In preparation for today's meeting, Putin and Gordeyev
conferred on Friday, May 16, and made public the content of their
discussion. Gordeyev reported that 30% more acreage than last
year has been planted with grain crops so far this spring. He
stressed that yields are also going to be better this year,
because more fertilizer are available as a result of the
government's having raised export duties on fertilizer last year.
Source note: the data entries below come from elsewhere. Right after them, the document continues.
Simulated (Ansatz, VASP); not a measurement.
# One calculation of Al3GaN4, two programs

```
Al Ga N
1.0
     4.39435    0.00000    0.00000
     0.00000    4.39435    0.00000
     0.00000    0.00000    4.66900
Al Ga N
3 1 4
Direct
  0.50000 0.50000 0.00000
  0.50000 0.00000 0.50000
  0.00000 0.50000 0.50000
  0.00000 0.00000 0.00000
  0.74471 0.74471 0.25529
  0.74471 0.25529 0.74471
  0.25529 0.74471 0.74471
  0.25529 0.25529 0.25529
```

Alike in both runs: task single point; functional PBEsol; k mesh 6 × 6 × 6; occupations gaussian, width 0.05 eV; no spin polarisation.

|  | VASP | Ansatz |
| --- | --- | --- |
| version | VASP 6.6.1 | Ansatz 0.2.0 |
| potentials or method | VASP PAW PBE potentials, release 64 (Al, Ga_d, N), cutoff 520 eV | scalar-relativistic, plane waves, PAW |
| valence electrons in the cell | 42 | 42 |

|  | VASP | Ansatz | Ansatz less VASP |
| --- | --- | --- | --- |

Specialists at the Russian Ministry of Agriculture, under
Gordeyev, have opposed Russia's joining the WTO, on grounds that
doing so would hamper the recovery of agriculture and damage the
country's food security.
In his speech today, Putin said that agriculture has moved
to the top of the incoming government's agenda, because of what's
happening on world food markets: "the steep rise in food prices
on world markets, which has seriously affected the situation in
Russia." He stated that the poorest layers of the population have
felt this the most -- "pensioners, families with several
children, and other socially vulnerable groups of the population,
for whom food is their main household budget item." To protect
the population, said Putin, the government must ensure price
stability in the agro-industrial sector as a whole, through more
effective anti-monopoly regulation and the use of subsidies.
Putin laid out five interim objectives for Russian
1) increase gross output, especially of grain, through
increasing the area under cultivation, as well as yields;
2) technological re-equipping of agriculture and the
food-processing industry, using innovative land and technology
leasing schemes and long-term credit.
3) achieve price stability, especially for motor lubricants
and ferilizer, using "anti-monopoly regulation and subsidies";
4) better risk management and agriculture sector insurance;
5) constant monitoring of the food products markets, "and if
prices exceed established limits, there should be automatic
measures, and I mean purchasing interventions, and regulation
using import and export tariffs."
Said Putin, "Russia has truly unique agricultural potential,
which should enable us not only to fully meet our own needs, but
to make our presence known as a major player on the world food
Gordeyev underscored that importing food, including 41% of
the meat and 26% of dairy products, cost Russia $27.6 billion in
2007. These parameters have continued to rise in recent years.
"Gordeyev considers it a necessity to increase government
subsidies for agricultural producers," reported Prime-TASS. He
posed this in terms of the need for urgent measures to cut food
imports, in view of the world situation. Gordeyev told the
meeting that Russian agricultural output can and must grow at
double or more the rate of world growth in agricultural output
(2.5-3 times faster, for grain and meat over the next 10 years,
Both officials linked the progress achieved so far to the
operation of the National Project for agriculture, which is one
of the four National Projects that President Dmitri Medvedev was
on top of as a deputy prime minister. This included incentives
for leasing arrangements in agriculture, and other ways of
channeling investment and support to the sector -- after the
livestock devastation, the removal of huge swathes of land from
cultivation, and the disappearance of thousands of villages
during the 1990s.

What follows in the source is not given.